|Socially Responsible Investing or
Socially Responsible Investment, usually abbreviated to
SRI, is an umbrella term for a philosophy of investing by both
financial criteria and social, ethical or environmental criteria.
For some, SRI is about aligning personal values
and their financial goals by choosing to invest in companies
and organizations displaying values comparable to their own.
Others see SRI as a tool to use investor influence to achieve
social or environmentally goals. And a third category see
SRI from a purely financial perspective - as a way to profit
from, for example, the economic changes associated with climate
There are four kinds of SRI:
1. Screening, which mostly involves
excluding companies on the basis of social, ethical or environmental
criteria, but it may also involve preferentially including
companies with strong positive social features (e.g. renewable
2. Community Investing involves providing
capital to socially beneficial projects, particularly those
that would otherwise find it difficult to attract capital
(e.g. Microcredit), sometimes this is done at sub-commercial
rates of return.
3. Shareholder Activism involves engaging
with companies to seek to achieve positive changes to management
and performance. In the U.S. this is typically supported by
shareholder resolutions, in Europe more informal engagement
methods are more frequently used. This activity is often closely
related to activism on corporate governance.
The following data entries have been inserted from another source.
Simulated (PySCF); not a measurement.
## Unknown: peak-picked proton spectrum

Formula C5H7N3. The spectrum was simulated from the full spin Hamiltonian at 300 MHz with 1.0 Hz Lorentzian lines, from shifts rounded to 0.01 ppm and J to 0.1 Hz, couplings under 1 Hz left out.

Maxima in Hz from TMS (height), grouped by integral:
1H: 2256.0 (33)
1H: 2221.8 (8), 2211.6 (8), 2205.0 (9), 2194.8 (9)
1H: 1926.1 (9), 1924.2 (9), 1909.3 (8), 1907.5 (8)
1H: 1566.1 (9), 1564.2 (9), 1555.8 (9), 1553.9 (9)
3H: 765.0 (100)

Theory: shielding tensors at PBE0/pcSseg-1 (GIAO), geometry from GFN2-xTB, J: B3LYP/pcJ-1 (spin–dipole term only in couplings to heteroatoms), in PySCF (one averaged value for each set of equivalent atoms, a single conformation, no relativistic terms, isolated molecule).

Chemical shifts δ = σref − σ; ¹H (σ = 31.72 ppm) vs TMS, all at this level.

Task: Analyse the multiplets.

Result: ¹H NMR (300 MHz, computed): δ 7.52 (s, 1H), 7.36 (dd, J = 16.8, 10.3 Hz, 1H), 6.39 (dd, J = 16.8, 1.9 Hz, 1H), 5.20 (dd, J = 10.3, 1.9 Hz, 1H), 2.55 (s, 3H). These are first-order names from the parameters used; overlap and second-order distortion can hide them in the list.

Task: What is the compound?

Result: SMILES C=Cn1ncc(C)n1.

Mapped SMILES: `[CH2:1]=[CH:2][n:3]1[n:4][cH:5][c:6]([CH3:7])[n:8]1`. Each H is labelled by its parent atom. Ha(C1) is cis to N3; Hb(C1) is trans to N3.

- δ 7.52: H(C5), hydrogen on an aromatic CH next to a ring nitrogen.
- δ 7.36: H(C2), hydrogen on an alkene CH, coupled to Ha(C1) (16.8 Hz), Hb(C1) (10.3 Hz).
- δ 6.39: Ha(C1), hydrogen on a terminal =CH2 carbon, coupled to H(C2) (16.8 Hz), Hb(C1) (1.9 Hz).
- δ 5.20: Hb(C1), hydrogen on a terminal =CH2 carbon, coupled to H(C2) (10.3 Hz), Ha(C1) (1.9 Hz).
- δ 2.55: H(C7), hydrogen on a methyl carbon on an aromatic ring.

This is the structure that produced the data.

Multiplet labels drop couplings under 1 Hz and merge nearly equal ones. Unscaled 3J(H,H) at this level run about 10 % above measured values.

4. Investment Integration involves
seeking to integrate analysis of social, ethical and environmental
criteria with conventional financial analysis in order to
maximise investment returns. (This approach is particularly
attractive to fiduciary investors, and is practiced mostly
Social investing began in the 1920s with
churches, who divested of the so-called 'sin stocks' --
alcohol, tobacco and gambling. As the ability to conduct substantive
social and environmental research on companies improved, 'negative'
or 'avoidance' screening was joined by 'positive' or 'inclusionary'
screening -- the practice of looking for companies with leading
policies and practices.
A major shift forward came with the founding
of the Interfaith Center on Corporate Responsibility (ICCR)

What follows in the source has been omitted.